How often have you felt guilty about how you were spending your time? I think we all have those moments. But when you start feeling that way most of the time, you should start thinking about why you feel guilty and what you can do about that.
A recent dream about going back to my alma mater got me thinking. For my undergraduate degree, I studied sciences with a sprinkling of liberal arts courses, but my dream had me returning to study for a degree in creative writing. Talk about a wake-up call! So what was my dreaming self trying to tell my waking self?
It only took a few moments to recognize that frustration fueled this dream. My mind had put me back in college because there not only could I write without guilt, but I would be required to write.
Frustration wastes time and energy. Can you afford that? I can’t. So I need to figure out how to stop feeling guilty if I do my creative writing and low-paying freelance work, or frustrated when I spend time doing non-writing chores for my attorney husband.

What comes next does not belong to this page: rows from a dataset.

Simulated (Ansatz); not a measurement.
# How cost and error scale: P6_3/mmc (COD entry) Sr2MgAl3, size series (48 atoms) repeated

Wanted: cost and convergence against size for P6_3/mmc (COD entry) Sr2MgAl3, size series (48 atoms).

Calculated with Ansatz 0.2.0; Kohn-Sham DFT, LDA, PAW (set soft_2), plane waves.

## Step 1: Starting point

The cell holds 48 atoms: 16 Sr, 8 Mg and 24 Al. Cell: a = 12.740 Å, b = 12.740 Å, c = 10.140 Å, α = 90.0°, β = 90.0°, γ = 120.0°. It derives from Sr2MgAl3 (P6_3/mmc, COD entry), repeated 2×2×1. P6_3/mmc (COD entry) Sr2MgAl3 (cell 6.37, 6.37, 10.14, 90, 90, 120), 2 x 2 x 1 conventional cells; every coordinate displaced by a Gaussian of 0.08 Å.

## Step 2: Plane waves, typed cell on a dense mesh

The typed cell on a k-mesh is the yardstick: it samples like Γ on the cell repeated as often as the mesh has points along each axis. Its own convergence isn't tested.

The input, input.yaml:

One strategy I’ve used with some success before: setting schedules. If I know that a specific block of time “belongs” to me, I need feel no guilt for using that time to write what I want to write, or read and edit on spec. At the same time, the block I dedicate to working on GrowthLaw projects needn’t frustrate me because I know how much time I’m giving to these projects.
When setting up your own daily, weekly or monthly schedule, be careful to program in enough time for the running costs of life: household upkeep like cooking and cleaning, or errands such as transporting children or spouse to/from school/work. If you assign more time than you can actually manage for work-time-plus-me-time, you’ll run a deficit in the life tasks and find yourself feeling just as guilty as you do now.